Russell admits that three years with Williams was 'too long' – but says there was 'no way out'
George Russell has admitted that the three years he spent with Williams was “too long” as he waited for a call-up to the Mercedes works team.
After dominating the 2018 Formula 2 Championship with ART Grand Prix, scoring 287 points to runner-up Lando Norris’s 219, then-Mercedes junior driver Russell was given his F1 debut with Williams. He spent three years there, during which time he also took a podium in the 2021 Belgian Grand Prix after stepping in for a sick Lewis Hamilton in the 2020 Sakhir Grand Prix, before replacing Valtteri Bottas at the Silver Arrows for the 2022 campaign.
In a recent episode of Beyond The Grid, Russell opened up on wanting to leave Williams for the reigning constructors’ champions.
“I think when we signed with Williams back in 2018, this was a team, bearing in mind, that had just spent three years scoring podiums, finishing P3, P3, P5 in the constructors’, and then they had a very bad year in 2018 where they finished last.
“But we thought that this was a team that at the time that can bounce back from this, and they'll be back in the P5 to P3 region of competitiveness. So, we all sort of agreed that three years was a good period, fighting for points, maybe for podiums.
“In hindsight, three years driving on my own at the back of the grid was too long. But, unfortunately, Claire [Williams, former Deputy Team Principal] did quite a good job at the contract negotiations, and there was sort of no way out.”
However, Russell added that joining Mercedes in 2020 would have been “incredibly tough” given the car was tailored to Hamilton, who would go on to secure a record-equalling seventh drivers' title that season.
“But when I look at this with the benefit of hindsight, I think joining Mercedes last year or even in 2020 would've been incredibly tough because going up against Lewis when that car has been evolved to suit his style of driving over so many years, that was his baby as such.
“Whereas now it's a fresh sheet of paper for everybody, everybody is starting from scratch, and this was probably the right time.”
The 24-year-old driver, who has scored three podiums and taken points in every 2022 race weekend bar the British Grand Prix – where he retired following a high-speed Lap 1 crash involving Zhou Guanyu – said that Mercedes “always believed” in his potential.

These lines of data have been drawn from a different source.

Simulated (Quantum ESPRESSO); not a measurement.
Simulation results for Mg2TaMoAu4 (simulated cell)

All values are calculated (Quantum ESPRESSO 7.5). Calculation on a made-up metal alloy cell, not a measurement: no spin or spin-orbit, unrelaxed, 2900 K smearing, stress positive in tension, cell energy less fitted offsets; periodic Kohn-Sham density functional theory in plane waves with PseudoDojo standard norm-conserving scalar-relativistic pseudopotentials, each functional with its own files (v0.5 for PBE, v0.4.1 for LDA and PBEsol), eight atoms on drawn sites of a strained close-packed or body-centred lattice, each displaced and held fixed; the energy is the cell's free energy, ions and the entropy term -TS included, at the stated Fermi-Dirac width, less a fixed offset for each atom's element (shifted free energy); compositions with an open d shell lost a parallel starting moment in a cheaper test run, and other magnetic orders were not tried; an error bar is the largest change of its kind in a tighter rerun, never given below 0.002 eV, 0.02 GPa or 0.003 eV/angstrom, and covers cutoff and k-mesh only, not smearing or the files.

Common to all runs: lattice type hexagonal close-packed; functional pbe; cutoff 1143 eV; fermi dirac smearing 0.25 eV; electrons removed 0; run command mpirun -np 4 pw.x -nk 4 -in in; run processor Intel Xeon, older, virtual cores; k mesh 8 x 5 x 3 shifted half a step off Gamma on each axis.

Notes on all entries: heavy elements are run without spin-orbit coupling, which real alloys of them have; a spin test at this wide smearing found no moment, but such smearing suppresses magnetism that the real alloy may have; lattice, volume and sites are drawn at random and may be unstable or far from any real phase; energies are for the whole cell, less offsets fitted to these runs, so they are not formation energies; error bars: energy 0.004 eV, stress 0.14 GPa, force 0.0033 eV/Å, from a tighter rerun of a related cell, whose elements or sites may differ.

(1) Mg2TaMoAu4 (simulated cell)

“Toto [Wolff, Team Principal] always said to me just keep doing your job on track, keep doing what you're doing, and you'll be in the car. And then obviously we had Sakhir 2020…
“I think they've always believed in me. And that's something that I feel so fortunate to have because they're never trying to put me on the spot and test me to see if you crack. They want to build you up; they want to make sure you fulfil your potential.”